Our editors’ weekly roundup of Canadian art news.
On Wednesday, Christie’s held a successful auction of historic Canadian art from the collection of British-born, Canadian-raised Peter Winkworth. The sale nearly tripled its top estimate, bringing in more than $6 million for some 325 lots. Christie’s Nicholas Lambourn stated that the sale set “a new benchmark for the best of the 19th-century Canadian art.”
Through the Winkworth sale, several Canadian institutions made important acquisitions. The National Gallery of Canada acquired a painting of Montreal’s urban hub—Bonsecours Market, Montreal (1880)—by William Raphael, and the Canadian Museum of History acquired several objects including a depiction of General James Wolfe.

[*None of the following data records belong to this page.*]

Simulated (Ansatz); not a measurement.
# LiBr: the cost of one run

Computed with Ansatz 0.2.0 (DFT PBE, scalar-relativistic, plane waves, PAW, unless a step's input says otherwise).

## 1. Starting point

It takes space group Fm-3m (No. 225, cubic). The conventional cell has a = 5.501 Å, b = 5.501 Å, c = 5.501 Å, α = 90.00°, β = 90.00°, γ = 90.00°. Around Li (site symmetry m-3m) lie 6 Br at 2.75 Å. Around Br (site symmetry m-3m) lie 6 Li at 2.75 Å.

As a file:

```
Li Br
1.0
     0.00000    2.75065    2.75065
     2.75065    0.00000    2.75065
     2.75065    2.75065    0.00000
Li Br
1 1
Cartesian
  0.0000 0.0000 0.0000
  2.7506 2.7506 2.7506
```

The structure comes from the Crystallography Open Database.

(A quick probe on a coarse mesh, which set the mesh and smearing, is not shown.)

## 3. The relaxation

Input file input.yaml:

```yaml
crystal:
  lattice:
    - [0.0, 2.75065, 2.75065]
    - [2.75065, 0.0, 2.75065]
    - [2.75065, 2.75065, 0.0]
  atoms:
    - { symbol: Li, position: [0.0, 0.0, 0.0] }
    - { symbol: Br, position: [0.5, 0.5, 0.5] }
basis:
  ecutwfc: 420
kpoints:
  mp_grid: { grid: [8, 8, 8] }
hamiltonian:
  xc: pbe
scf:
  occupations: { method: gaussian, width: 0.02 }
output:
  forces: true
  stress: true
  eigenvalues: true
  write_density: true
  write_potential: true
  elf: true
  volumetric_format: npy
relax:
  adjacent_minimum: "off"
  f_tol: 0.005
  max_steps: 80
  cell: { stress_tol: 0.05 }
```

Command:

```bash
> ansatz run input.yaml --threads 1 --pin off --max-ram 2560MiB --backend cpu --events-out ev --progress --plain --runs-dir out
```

With support from the Movable Cultural Property Program, the Mendel Art Gallery is purchasing 15 paintings from the Port Huron Museum in Port Huron, Michigan. The paintings—portraits and landscapes—are by three Saskatchewan artists, Inglis Sheldon-Williams, Augustus Kenderdine and James Henderson.
Gregory Burke, CEO and director of the Mendel Art Gallery (which will close this summer and be replaced by the Remai Modern Art Gallery in 2016), spoke this week about the projected transition between the two institutions, addressing concerns about operating costs and the Remai’s admission fees.